McALLEN, Texas (Border Report) — A group of legal organizations has sued the Department of Homeland Security and US Immigration and Customs Enforcement agencies alleging asylum-seekers at four detention facilities have been denied access to legal representation.
The lawsuit was filed earlier this month in the US District Court in Washington, DC, by the American Civil Liberties Union; the American Immigration Council; Americans for Immigrant Justice; Florence Immigrant and Refugee Rights Project; Immigration Justice Campaign; Immigration Services and Legal Advocacy, and the Refugee and Immigrant Center for Education and Legal Services (RAICES), against DHS, ICE, DHS Secretary Alejandro Mayorkas and Acting ICE Director Tae Johnson.
The complaint alleges that the Laredo Processing Center in Laredo, Texas; the Florence Correctional Center in Phoenix, Arizona; the River Correctional Center in New Orleans; and the Krome Detention Center near Miami have insufficient private attorney visitation rooms, difficult scheduling requirements for legal calls, and severe restrictions on arranging interpretation services.

“Defendants’ restrictions on attorney-client communications interfere with the detained clients’ ability to communicate effectively with their counsel and plaintiffs’ ability to provide effective legal services to their clients. Defendants’ restrictions affect all aspects of attorney-client communication necessary for representation,” the 80-page lawsuit says.
“Confidential and reliable communication between an attorney and their client is absolutely necessary,” said Bernardo Rafael Cruz, a lawyer for the ACLU of Texas. “These ICE detention centers make that almost impossible, obstructing a person’s opportunity for a fair legal process and violating their constitutional rights.”
A 2021 report by Syracuse University’s Transactional Records Access Clearinghouse found legal representation necessary to winning in US immigration courts.

The report found that during the past two decades, four out of five — or 81% — of asylum decisions, or other forms of relief from deportation, occurred when the migrant had legal representation.
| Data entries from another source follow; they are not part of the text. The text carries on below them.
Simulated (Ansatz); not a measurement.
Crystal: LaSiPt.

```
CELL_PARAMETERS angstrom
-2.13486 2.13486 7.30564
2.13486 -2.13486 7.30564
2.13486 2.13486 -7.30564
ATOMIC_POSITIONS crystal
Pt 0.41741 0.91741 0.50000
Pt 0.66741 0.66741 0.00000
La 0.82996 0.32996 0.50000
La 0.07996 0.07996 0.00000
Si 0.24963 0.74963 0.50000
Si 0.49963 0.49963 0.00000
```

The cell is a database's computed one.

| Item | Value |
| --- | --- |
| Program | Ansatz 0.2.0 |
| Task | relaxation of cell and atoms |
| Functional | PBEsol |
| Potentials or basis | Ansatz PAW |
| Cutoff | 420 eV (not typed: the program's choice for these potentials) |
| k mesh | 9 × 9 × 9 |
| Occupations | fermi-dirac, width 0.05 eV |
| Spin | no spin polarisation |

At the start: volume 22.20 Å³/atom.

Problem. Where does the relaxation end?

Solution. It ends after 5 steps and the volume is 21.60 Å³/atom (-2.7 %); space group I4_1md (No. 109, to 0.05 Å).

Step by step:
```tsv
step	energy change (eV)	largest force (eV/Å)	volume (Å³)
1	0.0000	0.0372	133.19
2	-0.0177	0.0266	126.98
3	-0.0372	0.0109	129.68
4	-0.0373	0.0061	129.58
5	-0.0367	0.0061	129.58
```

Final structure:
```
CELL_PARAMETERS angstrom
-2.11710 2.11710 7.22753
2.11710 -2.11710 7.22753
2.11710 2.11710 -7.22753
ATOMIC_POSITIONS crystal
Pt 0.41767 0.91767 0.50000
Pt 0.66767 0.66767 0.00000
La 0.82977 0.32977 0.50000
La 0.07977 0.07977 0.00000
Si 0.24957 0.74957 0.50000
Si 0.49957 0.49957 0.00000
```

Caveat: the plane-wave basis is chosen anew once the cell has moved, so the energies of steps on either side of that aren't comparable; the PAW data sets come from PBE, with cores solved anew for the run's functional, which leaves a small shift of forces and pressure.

“The current administration continues the pattern of presenting migrants with hurdles and barriers to seeking asylum. Denial of meaningful access to counsel in immigrant detention is a big piece of that pattern,” Javier Hidalgo, the director of pre-removal services at RAICES, said in a statement.
Border Report has reached out to DHS for comment on the lawsuit. This story will be updated if information is received.